The main characteristics or features of the Jajmani System on the basis of various studies that are carried out in this respect in different parts of country are:


1) Permanent relationship; 2) Relationship based on hereditary or hereditary relationship; 3) Protection of hereditary occupation; 4) Payment for the services rendered; 5) Peace and security ;6) Difference in scope of work.

1) Permanent relationship:

The relationship between Jajman and Praja are permanent. It is a unique feature of the village economy. Through this system the farmers and those who had landed property were assured of required essential services and on the other hand those who did not have it were assured of livelihood. In this manner, the village economy was maintained in a balanced manner. The village would also be allowed to function as a self-sufficient unit so that its economy could be maintained.

It so happened that a jajman could not employ another Praja or Kamin except the one whose family had been rendering their service to the family of jajman for generations. If any one tried to do it no other person would take up that job and if unfortunately some one took up, the caste Panchayat of that particular person should penalise him. This is in fact gave a permanent structure to the economy of the country. In this respect Dr.D.C. Dube made a study of the system has remarked.


It is not easy for an agriculturalist to remove a family attached to his household and secure the service of another. For example a barber, is attached to the family of B. If for any reason B is greatly dissatisfied with the services of A and wants those of another, he cannot abruptly dismiss A. His difficulty will not be in dismissing A, but finding a substitute. Each of these castes has its own inter-village council. Occupational castes have a developed trade unionism; no one else would be willing to Act as a substitute for fear of being penalised by caste Panchayat.”

2) Relationship based on hereditary or hereditary relationship:

In Jajmani System there is a hereditary relationship. If fathered has done a job in a particular family son would also do it. On the other hand if a family has been served by the father it would be obligatory for the family to employ the son for that job. If there is a separation or division of the family these laborers are also divided. When a person has no son and only a daughter, then the rights is passed to the husband of the daughter.

Jajamani rights are in fact equally distributed, in the village. When the male member in a family of Praja increases the rights get splitter. The quantum grown when there is increase in the members of the family of jajman and all these things go on in a here dietary manner that is from father to the son and so on.

According to N.S.Reddy, “the right to Jajmani work is treated as any other right of property. It passes from father to son and is equally proportioned among brothers when they separate. In the case of a family with an only daughter, her husband succeeds to her father rights.

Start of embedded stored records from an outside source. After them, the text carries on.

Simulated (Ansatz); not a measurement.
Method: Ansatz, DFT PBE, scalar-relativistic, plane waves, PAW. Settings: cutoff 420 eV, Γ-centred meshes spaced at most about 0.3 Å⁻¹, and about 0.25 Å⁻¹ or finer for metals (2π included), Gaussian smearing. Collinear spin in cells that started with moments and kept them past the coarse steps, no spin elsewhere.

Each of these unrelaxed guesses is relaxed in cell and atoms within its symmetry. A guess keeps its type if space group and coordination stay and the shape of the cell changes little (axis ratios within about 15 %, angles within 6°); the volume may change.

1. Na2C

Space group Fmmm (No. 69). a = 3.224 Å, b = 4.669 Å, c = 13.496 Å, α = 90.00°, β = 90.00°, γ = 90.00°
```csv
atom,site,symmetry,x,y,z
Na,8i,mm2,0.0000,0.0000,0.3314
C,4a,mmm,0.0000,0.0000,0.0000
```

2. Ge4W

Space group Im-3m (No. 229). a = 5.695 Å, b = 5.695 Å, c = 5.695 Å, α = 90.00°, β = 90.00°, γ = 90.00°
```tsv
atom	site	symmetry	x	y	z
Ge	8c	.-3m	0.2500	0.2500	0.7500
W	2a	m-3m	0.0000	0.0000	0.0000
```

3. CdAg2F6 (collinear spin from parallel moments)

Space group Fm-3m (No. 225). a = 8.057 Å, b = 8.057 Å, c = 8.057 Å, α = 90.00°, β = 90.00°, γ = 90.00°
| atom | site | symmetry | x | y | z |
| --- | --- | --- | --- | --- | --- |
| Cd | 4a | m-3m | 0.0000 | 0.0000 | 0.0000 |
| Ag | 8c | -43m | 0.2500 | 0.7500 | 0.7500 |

3) Protection of hereditary occupations:

The system of Jajmani System provides a protection to the hereditary occupation. Members of a particular caste continue to perform their occupation. They are paid for their services. Because of these payments they are able to earn their livelihood and so their hereditary occupation is preserved.

4) Payment for the services rendered:

In Jajmani System, there is an arrangement for payment for services rendered by Praja or Kamin. The jajman in the past used to pay them in form of grains and other agricultural yields. Now with the introduction of currency they are paid sometimes in cash and sometimes in kind. Through this payment the interest of the Praja were maintained. The studies that are carried out by the scholars in regard to Jajmani System of various villages yielded the results that the payment made in form of kinds was quite sufficient for them.

For example a carpenter who repaired the agricultural implements of the farmer in a Rajput village of Madhya Pradesh got one mound of food grains in a year and 2 1/2 seers of food at the time of harvesting. It means that if he had 10 familiar as his jajman he could think of getting 10 mounds of food grains in the year and 25 seers food at the time of harvesting.

5) Peace and security:

As a result of Jajmani System, the farmers were assured of the services while the Prajajana were secured of their livelihood. This kept them free from worrying about employment. Since the jobs that were secured were of a specialised nature the farmers got their requirements while the Kamins secured the livelihood. The old age customs and traditions had made these adjustments smooth and nobody had to bother.

This does not mean that everything was very smooth, nice and rosy. There were lot of differences and problems and these differences and problems cropped from village to village.

6) Differences in scope of work:

The work of the Kamins was not confined to one family if it were so, they would actually starve. Most of these Kamins had such a job to do that they could do it for a large member of families. This made their livelihood possible. Sometimes some of these families ‘Prajajan’ or ‘Kamin’ had their Jajmani in more that one village.

In fact the range and the scope of activity of these Praja were determined by their activity. A sweeper would attend to 10 to 15 families while a barber could shave about 50 to 60 persons. Apart from it if a village was prosperous or had large number of persons these Prajajana or Kamins shall have good business. On the other hand if village was not prosperous and there were very few people they would not get much.